AMO Site Updated, Rolled Back

AMO was updated on Thursday, March 22nd around 8pm. Overnight, we watched the web infrastructure to ensure that AMO could withstand peak load times, but this morning near peak time cluster load levels became too high and we were forced to rollback yet again to prevent affecting other critical applications.

Good news:

  • Our database bottleneck is now nonexistent
  • The app servers are fine during off-peak times
  • During this short period, we received as much if not more feedback than during previously announced beta window (2 weeks)

Bad news:

  • App server load is unacceptable
  • Traffic on web nodes has more than doubled as a result of absorbing releases.mozilla.org traffic

Strategy:

  • Profile application to look for new pain points (already done, no obvious culprits)
  • Move public add-ons .xpi traffic back over to releases.mozilla.org
  • Only sandbox files will be served from webheads for policy reasons
  • Remove locale strings from all image URLs to improve cache rate for images
  • Reassess and redeploy at earliest reasonable time

Because life isn’t complete without colorful graphs, here is a graph showing database CPU (load reflected this too) going down dramatically:remora db cpu usage
But the bad news is that our app nodes were angry:

mrapp07 load graph

This is largely due to a dramatic increase in overall traffic that was moved onto the cluster from releases.mozilla.org:

remora traffic

This traffic graph is what leads us to believe that offloading file transfers back onto releases.mozilla.org will give apache the breathing room it needs. We will post an update as soon as we can verify that.

Thanks again everyone for supporting us as we work through these issues. As for the negative comments, they serve as good motivation, too.

Categories: AMO

11 responses

  1. The HavoX wrote on :

    Ah… I see. It all makes sense now.

    I was wondering what in god’s name happened to the AMO site.

  2. docwhat wrote on :

    And the evilness that is the sandbox? Will that be fixed as well?

  3. morgamic wrote on :

    Mike Shaver will be posting a separate blog about the sandbox to help clear things up. We didn’t want to mix the two posts up.

  4. docwhat wrote on :

    I’m waiting with bells on….

  5. max1million wrote on :

    Sandboxed extensions not likely to go public.

    Now instead of having perfectly good or new extensions (even already released) at the end of the most popular list cause of fewer downloads and fewer updates to cause automatic downloads, they are hidden away in an if you find this section don’t bother cause they haven’t been tested or just aren’t any good section.

    If you rely on average users to be able to even find them, not to mention take time to, test, rate and nominate for public, before actually reviewing and adding to regular public section, you might as well forget them.

    That will only reinforce the existing and most popular extensions, not serve to promote others. I thought promote other less popular extensions was one of the goals.

  6. Meatball wrote on :

    It would also be nice if Mike Shaver could blog about the process by which extensions are “chosen” for recommendation. Assuming of course there is a process.

  7. Geva wrote on :

    At least let us use the old CPanel in the meantime… You shouldn’t locked it up while you fix things up… first fix it and then do the migration stuff.

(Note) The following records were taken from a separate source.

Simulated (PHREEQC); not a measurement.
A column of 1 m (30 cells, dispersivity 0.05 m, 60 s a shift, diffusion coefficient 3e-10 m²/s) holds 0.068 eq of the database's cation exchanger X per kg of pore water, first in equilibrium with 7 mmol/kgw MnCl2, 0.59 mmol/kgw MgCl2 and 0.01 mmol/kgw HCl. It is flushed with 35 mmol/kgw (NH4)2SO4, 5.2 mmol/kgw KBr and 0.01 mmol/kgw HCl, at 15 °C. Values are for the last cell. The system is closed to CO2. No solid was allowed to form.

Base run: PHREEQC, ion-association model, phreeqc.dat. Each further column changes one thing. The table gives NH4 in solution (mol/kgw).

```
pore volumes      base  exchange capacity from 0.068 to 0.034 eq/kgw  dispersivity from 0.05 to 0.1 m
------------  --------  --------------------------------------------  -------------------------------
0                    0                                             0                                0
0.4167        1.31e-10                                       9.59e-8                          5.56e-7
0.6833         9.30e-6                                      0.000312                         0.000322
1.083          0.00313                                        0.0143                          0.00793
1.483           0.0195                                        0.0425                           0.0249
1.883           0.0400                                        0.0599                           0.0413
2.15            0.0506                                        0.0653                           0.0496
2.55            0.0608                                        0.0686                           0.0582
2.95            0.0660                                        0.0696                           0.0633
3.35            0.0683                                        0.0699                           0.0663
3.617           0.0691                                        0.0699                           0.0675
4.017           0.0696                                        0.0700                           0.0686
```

    And also, please don’t sandbox all the extensions while you review them one by one — you should first review them, and only then make the results of the reviews into effect.

  8. Bogdan wrote on :

    Oh, the sweetness of bitching!

    I’m an extension developer caught pants down by this site update (just so you know where I’m coming from: I haven’t followed the site update process, and released a new version of my extension early during the site freeze — therefore I’m most affected by all subsequent delays). And yes, there /are/ things I’m not happy with in the new incarnation as well.

    But *come* *on*! There really is waaay too much whining in here — guys, get a grip! Do you really, truly, honestly think you would’ve managed this significantly better with the same resources? Or do you think the developers here are squarely ill-willed? Or at least mildly not interested in AMO? Come now.

    Instead of whining, let’s give the AMO team a nice, good round of applause for their efforts, let’s hope for the best, and most importantly, let’s allow them the peace of mind to fix all current issues: unless you’re wildly pessimistic, you’d agree they’re all doing their best to make it thorough a tough site update — and upgrade.

  9. Kiroset wrote on :

    Thanks for the update, good luck

  10. MASA wrote on :

    @max1million

    Agreed.

    @Mozilla

    I bet you 5 bucks you won’t make the next deadline if it’s in March of 2007.

  11. Anders wrote on :

    It seems strange to me that localization would have any performance impact. Since the site is mostly a static site, I would expect most of the pages to be baked as static html-files (and pre-compressed) in the file system, leaving only the search (if not outsourced) and the review submission as dynamic. Have you instead chosen to generate all pages dynamically and, if so, why?